# Customers segmentation

**Las Wagones** is a company selling IT equipment , from small consumable items to large printers. Las Wagones has identified 4 customers segments noted _A, B, C and D_. These segments have been identified by the Sales department based on a study of the historical buying behavior of the customers. The Marketing department is very interested in understanding who are the customers inside these segments at an early stage. They ordered you for a study. This study aims at understanding what are these 4 segments.

In [1]:
# Load the nbresult package to be able to save your results 
from nbresult import ChallengeResult

## Data collection (9.5%)

### Loading data from the database

Download the `customers.sqlite` database from this [URL](https://wagon-public-datasets.s3.amazonaws.com/certification_paris_2021Q1/customers.sqlite) and store it inside the `db` folder:

In [2]:
!curl https://wagon-public-datasets.s3.amazonaws.com/certification_paris_2021Q1/customers.sqlite >> db/customers.sqlite

  % Total    % Received % Xferd  Average Speed   Time    Time     Time  Current
                                 Dload  Upload   Total   Spent    Left  Speed
100  608k  100  608k    0     0   797k      0 --:--:-- --:--:-- --:--:--  796k


#### Database schema

**📝 Open the `db/customers.sqlite` from your favorite SQL client and draw the database schema on the [schema editor](https://kitt.lewagon.com/db) on Kitt. Save the schema as `customers.xml` in the `db` folder.**

#### Querying the data

We want to get the following information about **all** the 8068 customers from the database:
- `id`: the unique identifier of the customer
- `gender`: customer's gender
- `married`: whether or not the customer has ever been married
- `age`: customer's age
- `graduated`: whether or not the customer has a degree
- `score`: customer's spending score (first order)
- `family_size`: the number of members of the customer's family, including the customer
- `profession`: customer's profession
- `work_experience`: customer's work experience in years
- `segment`: the segment the customer belongs to

**📝 Write the SQL query you need to fetch the data. Save it as a `str` in the `query` variable.**

In [3]:
query = '''
SELECT c.id
       ,c.gender
       ,c.married
       ,c.age
       ,c.graduated
       ,c.score
       ,COUNT(r.id) + 1 AS family_size
       ,p.category AS profession
       ,e.duration AS work_experience
       ,c.segment
FROM customers c
LEFT JOIN relatives r ON r.customer_id  = c.id 
LEFT JOIN experiences e ON e.customer_id = c.id 
LEFT JOIN professions p ON p.id = e.profession_id
GROUP BY c.id
'''

**📝 Connect to the database, execute the query and store the results into a `DataFrame` named `data`. Display the 10 first rows and the shape of the dataset.**

In [4]:
import sqlite3
import pandas as pd

# Connect to the database
conn = sqlite3.connect('db/customers.sqlite')
c = conn.cursor()

# Execute the query
c.execute(query)
rows = c.fetchall()

# Store results in a DataFrame named data
df_columns = ["id"
       ,"gender"
       ,"married"
       ,"age"
       ,"graduated"
       ,"score"
       ,"family_size"
       ,"profession"
       ,"work_experience"
       ,"segment"]
data = pd.DataFrame(rows, columns=query_columns)

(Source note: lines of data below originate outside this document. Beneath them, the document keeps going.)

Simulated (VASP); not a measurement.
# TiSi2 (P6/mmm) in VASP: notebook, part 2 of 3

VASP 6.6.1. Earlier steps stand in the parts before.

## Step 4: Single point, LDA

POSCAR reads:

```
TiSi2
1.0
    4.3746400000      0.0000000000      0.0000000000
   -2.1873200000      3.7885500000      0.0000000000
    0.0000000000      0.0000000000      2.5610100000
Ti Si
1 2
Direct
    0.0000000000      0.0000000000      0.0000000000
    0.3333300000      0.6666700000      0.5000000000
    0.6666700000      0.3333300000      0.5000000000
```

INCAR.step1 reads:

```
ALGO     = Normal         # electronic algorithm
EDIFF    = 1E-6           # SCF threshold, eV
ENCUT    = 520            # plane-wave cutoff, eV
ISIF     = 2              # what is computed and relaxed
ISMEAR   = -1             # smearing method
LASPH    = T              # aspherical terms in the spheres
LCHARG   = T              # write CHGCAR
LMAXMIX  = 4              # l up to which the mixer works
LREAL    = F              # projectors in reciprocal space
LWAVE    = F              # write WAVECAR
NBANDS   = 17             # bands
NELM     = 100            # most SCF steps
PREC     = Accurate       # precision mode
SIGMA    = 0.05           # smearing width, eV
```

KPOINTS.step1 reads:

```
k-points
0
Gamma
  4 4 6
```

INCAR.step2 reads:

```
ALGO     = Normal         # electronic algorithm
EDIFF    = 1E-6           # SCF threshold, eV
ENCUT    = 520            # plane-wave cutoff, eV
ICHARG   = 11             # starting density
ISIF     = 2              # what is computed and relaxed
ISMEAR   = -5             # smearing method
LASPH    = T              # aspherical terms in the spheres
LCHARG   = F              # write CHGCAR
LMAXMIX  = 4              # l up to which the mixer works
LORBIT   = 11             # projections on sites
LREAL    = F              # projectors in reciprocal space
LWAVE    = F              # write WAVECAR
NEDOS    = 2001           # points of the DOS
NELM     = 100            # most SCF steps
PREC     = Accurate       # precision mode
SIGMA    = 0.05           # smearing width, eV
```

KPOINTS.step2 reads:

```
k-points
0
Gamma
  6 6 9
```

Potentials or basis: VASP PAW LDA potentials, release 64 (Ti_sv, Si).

NameError: name 'query_columns' is not defined

In [None]:
# Display the first 10 rows
data.head(10)

In [None]:
# Display the shape of the dataset
data.shape

#### 💾 Save your results

Run the following cell to save your results.

In [None]:
ChallengeResult('sql', query=query).write()

### Loading data from a CSV file

**📝 Load the data from this [URL](https://wagon-public-datasets.s3.amazonaws.com/certification_paris_2021Q1/customers.csv) inside a `DataFrame` named `customers`.** 

Also, you can download the dataset into the `data` directory.

In [None]:
customers = pd.read_csv('data/customers.csv')
customers.head()

**💾 Save your results**

Run the following cell to save your results.

In [None]:
ChallengeResult('csv', data=customers).write()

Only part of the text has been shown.